The Irish recording industry issued the proceedings in December 2012 against five Irish ISPs namely UPC, Vodafone, Digiweb, Imagine and 3 with O2 subsequently added to the proceedings in January 2013. The case was admitted into the Commercial Court on consent by Mr Justice Kelly. An order was also made to permit the proceedings to progress without the joinder of the relevant copyright owners where the plaintiffs are the exclusive licensees in the State.
The proceedings were grounded on new legislation which came into force in February of last year. The record companies were unsuccessful in obtaining such an order against UPC in 2010 based on the legislative regime at the time. Mr Justice Charleton held in those previous proceedings that article 8(3) of the copyright directive had not been properly transposed into Irish law. The new legislation, The European Union (Copyright and Related rights) Regulations 2012, inserts a new Section 40(5A) into the Copyright and Related Rights Act 2000 and provides that rightsholders can seek injunctions under article 8(3) against intermediaries.
The case generated much interest as it was the first case under the new law. Indeed, an application was made by Digital Rights Ireland Limited to join the proceedings as an amicus curiae to assist the Court. That particular application to join the proceedings was refused by Mr Justice Kelly in May on the basis that Digital Rights Ireland Limited could not be considered a neutral party in circumstances where: (i) its members and legal team had actively lobbied against the introduction of the new statutory instrument at the time; (ii) the company would not disclose who was funding the participation; and (iii) the company had no public law role. The Court was also cognisant of the fact that the jurisdiction to permit an amicus curiae should be sparingly exercised and should be appointed at appellate level as distinct from at the trial of the action.

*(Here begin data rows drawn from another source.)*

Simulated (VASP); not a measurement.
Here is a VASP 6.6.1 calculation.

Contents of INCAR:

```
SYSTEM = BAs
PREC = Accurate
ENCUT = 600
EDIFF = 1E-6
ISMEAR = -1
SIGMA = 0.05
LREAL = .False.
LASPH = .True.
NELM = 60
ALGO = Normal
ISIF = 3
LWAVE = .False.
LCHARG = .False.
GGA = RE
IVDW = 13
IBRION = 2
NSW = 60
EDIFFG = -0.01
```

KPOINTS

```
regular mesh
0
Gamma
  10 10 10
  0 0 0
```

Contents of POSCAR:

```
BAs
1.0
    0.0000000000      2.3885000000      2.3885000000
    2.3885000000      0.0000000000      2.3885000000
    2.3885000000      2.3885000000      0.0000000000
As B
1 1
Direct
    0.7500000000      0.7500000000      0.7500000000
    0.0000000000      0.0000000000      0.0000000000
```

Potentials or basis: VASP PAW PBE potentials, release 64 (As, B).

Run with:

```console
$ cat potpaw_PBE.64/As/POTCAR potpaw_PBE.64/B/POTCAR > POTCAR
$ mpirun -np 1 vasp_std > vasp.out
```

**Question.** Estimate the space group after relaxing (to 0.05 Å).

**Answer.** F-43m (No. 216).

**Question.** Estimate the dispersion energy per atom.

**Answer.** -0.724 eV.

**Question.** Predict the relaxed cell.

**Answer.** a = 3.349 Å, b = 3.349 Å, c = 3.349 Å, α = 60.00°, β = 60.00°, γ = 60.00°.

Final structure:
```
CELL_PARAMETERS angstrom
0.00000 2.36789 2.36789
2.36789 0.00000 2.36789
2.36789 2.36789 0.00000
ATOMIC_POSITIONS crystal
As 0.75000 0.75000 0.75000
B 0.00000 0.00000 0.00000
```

The substantive application to block The Pirate Bay was heard by Mr Justice McGovern on 30 May 2013 and judgment given on 12 June 2013. McGovern MJ considered the previous judgment of Mr Justice Charleton in 2010 where the judge stated that “were it available, I would grant it” in respect of the Court’s power to grant a website blocking order against The Pirate Bay. McGovern MJ considered that the lacuna in the law had now been filled through the introduction of the new statutory instrument and that it was appropriate for the Court to grant the order that the music companies sought. The judge also considered it unnecessary to require the music companies to make a fresh application to Court on each occasion that The Pirate Bay changed its location on the Internet. This was dealt with through a protocol to the order to facilitate updates to the block list from time to time.
Each of the ISPs had agreed to pay the costs of implementation of the relief should it be granted. The ISPs did seek the costs of the proceedings. Mr Justice McGovern considered the decision of Mr Justice Arnold in Twentieth Century Fox Film Corporation v British Telecommunications plc on the issue of costs.
McGovern MJ acknowledged that none of the defendant ISPs had maintained “all-out opposition” to the application so there was no question of the music companies recovering costs from the ISPs. However, on the basis that the issue had been previously determined by the Irish courts, albeit with an identified lacuna regarding the transposition of article 8(3), no new ground was covered in the proceedings. Whilst the issues raised were legitimate concerns for the defendant ISPs, in particular over-blocking, the Court considered it fair and proportionate that the defendants bear the costs of the proceedings. One ISP received a portion of its costs for input into the protocol to the order.